Mon 30 Oct 2006
Filed under: Business / Trade,News
Myanmar’s military government wants to keep more than half the gold produced from its largest mine, if a plan to privatize the operation goes through, an official told AFP on Monday.
The government announced two weeks ago that it would privatize at least part of its biggest Kyaukpahto gold mine in the central division of Sagaing.
An official from the No.2 Mining Enterprise, which currently operates the Kyaukpahto mine, told AFP on Monday that the mine could produce an average of 19 kilograms (670 ounces) of gold per month.
“Those who are interested in investing in this gold mine have to pay about 12 kilograms per month” to the government, the official said.

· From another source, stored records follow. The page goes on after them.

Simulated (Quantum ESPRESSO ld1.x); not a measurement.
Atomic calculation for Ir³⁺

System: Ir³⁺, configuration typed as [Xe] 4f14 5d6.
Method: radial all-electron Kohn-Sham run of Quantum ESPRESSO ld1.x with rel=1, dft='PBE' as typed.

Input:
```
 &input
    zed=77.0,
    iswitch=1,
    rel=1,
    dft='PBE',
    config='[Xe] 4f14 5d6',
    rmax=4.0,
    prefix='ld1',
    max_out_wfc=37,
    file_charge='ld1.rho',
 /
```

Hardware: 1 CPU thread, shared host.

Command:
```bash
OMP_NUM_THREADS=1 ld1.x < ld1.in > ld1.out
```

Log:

If an investor can produce more than 19 kilograms a month, the government would take 10 percent of the extra amount, he said.
The Kyaukpahto mine is the first gold mine in Myanmar to be privatized. A 2002 study by the US Geological Survey estimated the mine’s production quota at less than 25 kilograms a month.
The current junta has taken steps to liberalize the economy since it took power after crushing a pro-democracy up-rising in 1988.
Myanmar said in late June that it would sell a 49 percent stake in 11 factories in Yangon, Mandalay and Magway, as the government tries to raise much-needed cash.
The previous military dictatorship had spent decades following the “Burmese way to socialism”, which ruined what had been one of the most promising economies in Southeast Asia.
Myanmar, which has been ruled by the military since 1962, is one of the world’s poorest nations and is subject to US and European economic sanctions because of human rights abuses and the house arrest of 61-year-old democracy leader Aung San Suu Kyi.
Myanmar’s neighbors like China, India and Thailand have been increasing their trade with Myanmar, mainly to tap the country’s natural gas reserves to fuel their own growing economies.